The flipside to this uncomfortably superior moral tone, this awkward and misfiring reinterpretation of previously well-documented information, is the superb performance of Malek, in both capturing the essence of Mercury’s personality and in stunning feats of mimicry of the singer in his natural habitat, the concert stage. True, he initially has trouble getting to grips with the prosthetic designed to replicate Freddie’s familiar overbite, and in early scenes he has the look of someone hoping to win over the judges of a hippy gurning contest. However, by the time the film reaches the signature Mercury look of short hair and moustache he’s settled in to his character’s skin with confident bravado.

As for the other members of Queen, there’s very little to say other than they’re as poorly sketched as the rest of the players, be it Freddie’s suburban family, Mike Myers’s underwhelming cameo as a record company boss, or Lucy Boynton as the singer’s long-suffering soul mate, Mary Austin. We learn (through a string of nudge-nudge references) that Taylor was a bit of a ladies’ man, that May is a serious individual who only cares about the music (“man”), and that bassist John Deacon was, to all intents and purposes, wallpaper.

When they are given something to say or do, it’s in a script that plummets into cliché at the drop of a plectrum; cheesy declarations about refusing to compromise their art, or steadfastly resisting Mercury’s eagerness to ditch the rock anthems and take the band in the direction of dreaded disco.
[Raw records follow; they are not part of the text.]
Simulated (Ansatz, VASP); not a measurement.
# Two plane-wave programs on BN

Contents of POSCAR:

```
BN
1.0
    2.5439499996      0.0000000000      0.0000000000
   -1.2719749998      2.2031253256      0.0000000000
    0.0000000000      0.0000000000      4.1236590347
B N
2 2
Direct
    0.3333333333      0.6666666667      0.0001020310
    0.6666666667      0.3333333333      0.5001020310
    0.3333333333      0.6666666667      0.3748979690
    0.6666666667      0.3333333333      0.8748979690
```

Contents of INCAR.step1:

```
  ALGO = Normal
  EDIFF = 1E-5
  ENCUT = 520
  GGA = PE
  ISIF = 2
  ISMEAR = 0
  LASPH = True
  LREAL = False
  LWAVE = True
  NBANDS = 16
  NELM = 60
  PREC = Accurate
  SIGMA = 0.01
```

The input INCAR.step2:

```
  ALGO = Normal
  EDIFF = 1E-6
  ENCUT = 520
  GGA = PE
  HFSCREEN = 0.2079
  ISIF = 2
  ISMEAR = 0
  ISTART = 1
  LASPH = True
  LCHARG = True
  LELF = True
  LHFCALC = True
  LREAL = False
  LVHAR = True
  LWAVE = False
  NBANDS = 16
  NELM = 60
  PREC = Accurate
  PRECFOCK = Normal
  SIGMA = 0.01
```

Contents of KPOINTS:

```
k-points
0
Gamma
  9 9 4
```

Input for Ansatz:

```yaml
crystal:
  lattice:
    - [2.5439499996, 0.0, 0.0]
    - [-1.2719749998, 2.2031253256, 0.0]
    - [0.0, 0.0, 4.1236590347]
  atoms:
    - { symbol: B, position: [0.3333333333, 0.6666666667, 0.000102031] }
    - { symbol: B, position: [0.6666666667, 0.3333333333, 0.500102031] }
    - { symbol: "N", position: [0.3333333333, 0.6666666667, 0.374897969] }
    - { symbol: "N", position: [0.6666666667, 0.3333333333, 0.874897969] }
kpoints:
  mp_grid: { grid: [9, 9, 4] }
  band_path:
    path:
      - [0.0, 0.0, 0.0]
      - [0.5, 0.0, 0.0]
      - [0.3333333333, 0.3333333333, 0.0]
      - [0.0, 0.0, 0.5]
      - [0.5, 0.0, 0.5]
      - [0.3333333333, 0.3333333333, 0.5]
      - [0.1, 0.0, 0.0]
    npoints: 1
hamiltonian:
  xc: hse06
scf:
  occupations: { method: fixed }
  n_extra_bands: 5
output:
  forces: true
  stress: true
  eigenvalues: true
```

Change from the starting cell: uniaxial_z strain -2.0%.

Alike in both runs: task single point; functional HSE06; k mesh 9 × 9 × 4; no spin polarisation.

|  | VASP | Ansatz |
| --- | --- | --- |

Many of the film’s shortcomings can perhaps be attributed to its fractious journey to the screen. Sacha Baron Cohen, originally cast as Mercury, walked out following reported clashes with the rest of Queen (May in particular) over how the group should be portrayed, and director Bryan Singer was fired after what press claimed were “violent disagreements” with Malek. Singer retains sole credit, while his replacement Dexter Fletcher has to make do with an executive producer nod.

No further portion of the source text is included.